Other former pupils remembered teacher Ian Smith, who put the school on the sporting map when he took charge of not only maths but football, cricket and athletics.
Soon after his arrival in 1955, football teams won the Oxfordshire Schools’ Shield and Cup, the first and only time a school achieved the double in the same season.
The school’s sports teams went on to enjoy further success in later years under his guidance.
Tony Steele, a pupil from 1958 to 1962, sums up the school as one to be “revered and admired in equal measure, with class sizes occasionally 40-plus and discipline imposed rather than negotiated”.
He recalls: “Sport was taken extremely seriously and brought about some remarkable team and individual performances, highlighted in the mid-1950s by the captaincy of England schoolboys rugby by Gosfordian Martin O’Connell.

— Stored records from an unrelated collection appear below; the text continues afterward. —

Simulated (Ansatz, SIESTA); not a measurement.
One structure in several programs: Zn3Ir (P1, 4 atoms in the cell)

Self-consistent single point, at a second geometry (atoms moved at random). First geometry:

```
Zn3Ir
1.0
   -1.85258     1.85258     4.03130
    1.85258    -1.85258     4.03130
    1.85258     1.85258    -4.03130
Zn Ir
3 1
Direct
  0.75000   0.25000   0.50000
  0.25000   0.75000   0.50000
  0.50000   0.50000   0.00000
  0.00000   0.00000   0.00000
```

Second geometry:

“Headmaster Joe Ainley and his wife Dora, who taught music, lived in Mill Street, Kidlington, and both knew how to wield the punishment cane and unpick conveniently blocked eight-hole recorders.”
As we have reported, Gosford Hill, which opened in 1932, is one of 400 schools across the country to be redeveloped under the Government’s multi-billion-pound school rebuilding programme. Work is due to start this summer.
Former pupils and staff and their families had a chance to reflect on the school’s past at a recent ‘memories evening’.
Gosford Hill School is part of River Learning Trust, a multi-academy trust made up of 28 schools in Oxfordshire and Swindon.